Book Review: “Women in Medieval England” by Lynda Telford

36762203As students of history, we understand that aspects of society change all of the time, and sometimes the change is rapid, and other times it is positively glacial. One of those aspects of culture that we have seen slow and gradual change pertains to women’s rights. Today, women have more rights than they did in the past, and they can have careers, but is this a novel concept? What were the lives of women like in other periods of history, like the medieval period? In Lynda Telford’s book, “Women in Medieval England,” she explores women’s lives from the Anglo-Saxons to the Tudors to give us a picture of what rights and responsibilities women had during this period.

I want to thank Amberley Publishing for sending me a copy of this book. The title of this book is what drew me to it as I have read many books about individual women in medieval England, but never a comprehensive study. I wanted to learn more about women from every echelon of medieval society and how their lives differed from our own.

Telford begins her book by exploring the women who lived during the rule of the Anglo-Saxons. Reading about their experiences and the laws that dictated their lives is a critical aspect of Telford’s argument that medieval women did not have much more freedom than their counterparts from other eras. It may seem strange that as time moved on from the Anglo-Saxons to the medieval dynasties, the Plantagenets and the Tudors, women had less freedom to choose how they lived their lives. During the plague, women were called to work more to make up for men who died, but even that did not last long. Women were told how to live their lives from the men in their own families and even the church.

Telford has researched the topic of medieval women rigorously, and it shows. She has a passion for this subject, and it is demonstrated throughout this book with everything from letters to court cases. Every aspect of a woman’s life is taken into account to give her reader a better understanding of medieval society.

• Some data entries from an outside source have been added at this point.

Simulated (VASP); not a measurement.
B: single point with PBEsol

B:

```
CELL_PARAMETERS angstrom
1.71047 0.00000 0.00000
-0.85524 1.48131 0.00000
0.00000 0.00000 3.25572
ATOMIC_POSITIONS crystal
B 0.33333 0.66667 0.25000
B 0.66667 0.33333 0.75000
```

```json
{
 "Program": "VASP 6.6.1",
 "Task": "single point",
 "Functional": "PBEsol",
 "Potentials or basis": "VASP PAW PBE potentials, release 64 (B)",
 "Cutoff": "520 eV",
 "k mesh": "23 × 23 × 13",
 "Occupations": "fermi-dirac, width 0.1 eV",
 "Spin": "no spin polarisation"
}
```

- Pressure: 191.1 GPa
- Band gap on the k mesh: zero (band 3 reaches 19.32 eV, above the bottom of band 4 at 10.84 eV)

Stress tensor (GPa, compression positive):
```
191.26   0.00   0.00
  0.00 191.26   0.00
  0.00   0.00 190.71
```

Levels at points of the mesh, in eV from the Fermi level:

My problem with this book is that Telford focuses so heavily on the negative aspects of a woman’s life, like prostitution and domestic violence, that it is difficult to find the good parts of the life of a medieval woman. It was a bit too dark and depressing for my liking. I have read other books about strong and independent medieval women, but I do not see it here in this book. Telford is so focused on presenting her argument that Anglo-Saxon women had more freedom than medieval women that it obscures the facts that she does present. In short, she needed to show both the good elements and the harmful elements of the lives of medieval women to present a more balanced argument.

Overall, I think it was a decent book. This book is well researched, and it did present a side of medieval life that I was not expecting. I think it was a bit dark but informative. If you want a comprehensive study of women’s rights and lives during the medieval period, I recommend reading “Women in Medieval England” by Lynda Telford.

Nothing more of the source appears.